April 17, 2012 By: NCVeditor Category: Community, Ecology, Guest Author

Community Resilience in Natural Disasters

Peace researchers Dr. Diane Bretherton and Anouk Ride say evidence indicates most people, when facing a natural disaster, are cooperative, altruistic, and resilient.

If you watch the news, particularly news about foreign countries, you could easily believe that natural disasters are followed by looting, crime and individualistic behavior to survive. However, research from six different countries indicates when facing a natural disaster most people are cooperative, altruistic, and resilient.

If you face a natural disaster, you will most likely turn to your neighbors and your community for help, advice and to help others you see as suffering more than yourself. This is a natural response to survive, to cope psychologically with the chaos and loss of control experienced in a disaster, and to rebuild communities. This behavior is far more common than generally assumed by the authorities and media commentators — who predict crime, competition and opportunism.

Initially we wanted to find out why some communities seemed to cope better than others with natural disasters. With local researchers in six countries, we talked to people who had survived tsunami waves higher than multistory buildings, droughts that lasted for years, earthquakes that crumbled entire villages. Interviews with survivors of earthquakes in Mexico and Pakistan, tsunamis in Indonesia and Solomon Islands, drought in Kenya, cyclone in Myanmar, and the US’s Hurricane Katrina, actually found the responses of communities and their experience of disaster aid were more similar than different.

The research is featured in our new book, Community Resilience in Natural Disasters (Palgrave Macmillan) in which we compared the interviews gathered around the world to find out what communities did when faced with a natural disaster and how their behavior changed with the arrival of assistance from aid agencies, government and other organizations.

We found everywhere community resilience is the usual story and communities tearing themselves apart is the unusual story. But the problem is aid agencies, authorities and others who seek to help disaster survivors often take over and disempower local people, actually hurting the very resilience that helped people survive and cope with the disaster in the first place and creating conflict in communities.

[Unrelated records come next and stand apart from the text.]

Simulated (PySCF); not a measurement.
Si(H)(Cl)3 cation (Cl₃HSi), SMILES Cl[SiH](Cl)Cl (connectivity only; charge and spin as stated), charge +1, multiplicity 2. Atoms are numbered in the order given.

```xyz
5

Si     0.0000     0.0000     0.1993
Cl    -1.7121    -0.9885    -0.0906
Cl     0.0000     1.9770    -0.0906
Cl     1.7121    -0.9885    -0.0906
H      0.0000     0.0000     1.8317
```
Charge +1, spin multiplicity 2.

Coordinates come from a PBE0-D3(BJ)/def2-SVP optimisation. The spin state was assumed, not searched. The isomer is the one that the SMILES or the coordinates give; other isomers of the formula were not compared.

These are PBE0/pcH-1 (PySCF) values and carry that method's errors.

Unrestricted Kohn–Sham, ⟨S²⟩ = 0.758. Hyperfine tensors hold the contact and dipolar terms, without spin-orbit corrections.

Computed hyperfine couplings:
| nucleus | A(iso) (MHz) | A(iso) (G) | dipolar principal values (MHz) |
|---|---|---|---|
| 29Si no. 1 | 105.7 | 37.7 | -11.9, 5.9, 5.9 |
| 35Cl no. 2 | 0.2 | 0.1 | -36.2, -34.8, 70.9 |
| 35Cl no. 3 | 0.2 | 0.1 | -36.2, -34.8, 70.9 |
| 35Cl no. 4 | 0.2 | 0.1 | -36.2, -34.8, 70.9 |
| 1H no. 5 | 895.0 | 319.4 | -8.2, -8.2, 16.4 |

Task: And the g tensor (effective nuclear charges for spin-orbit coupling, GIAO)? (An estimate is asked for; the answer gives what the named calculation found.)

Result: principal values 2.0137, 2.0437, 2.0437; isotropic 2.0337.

Add to this the media looking for stories of dysfunction rather than function in the wake of a natural disaster, as in the case of Hurricane Katrina in the South and  Haiti, the outsiders’ view of disaster-affected communities quickly becomes bleak. It’s as if their search for what is not working blinds them to the many people, groups, and networks that are working to cope and rebuild after the disaster. And because they do not see this resilience, outsiders such as aid workers and journalists, often end up countering such that their own actions, by taking control and assuming information, remove agency and cooperation from communities. On the other hand, aid and government assistance that linked with what communities were already doing on their own, perhaps providing material or other support to their efforts, that helped people to help themselves,  had a long-term impact of strengthening communities.

The implications from the research is humans do not survive disasters through competition but rather through cooperation, and many survivors affirm their belief in the goodwill of their neighbors, families, colleagues and friends in such trying times. To build on this community strength, authorities and the media need to give communities a sense of control over their own efforts to rebuild and adapt to live after a disaster.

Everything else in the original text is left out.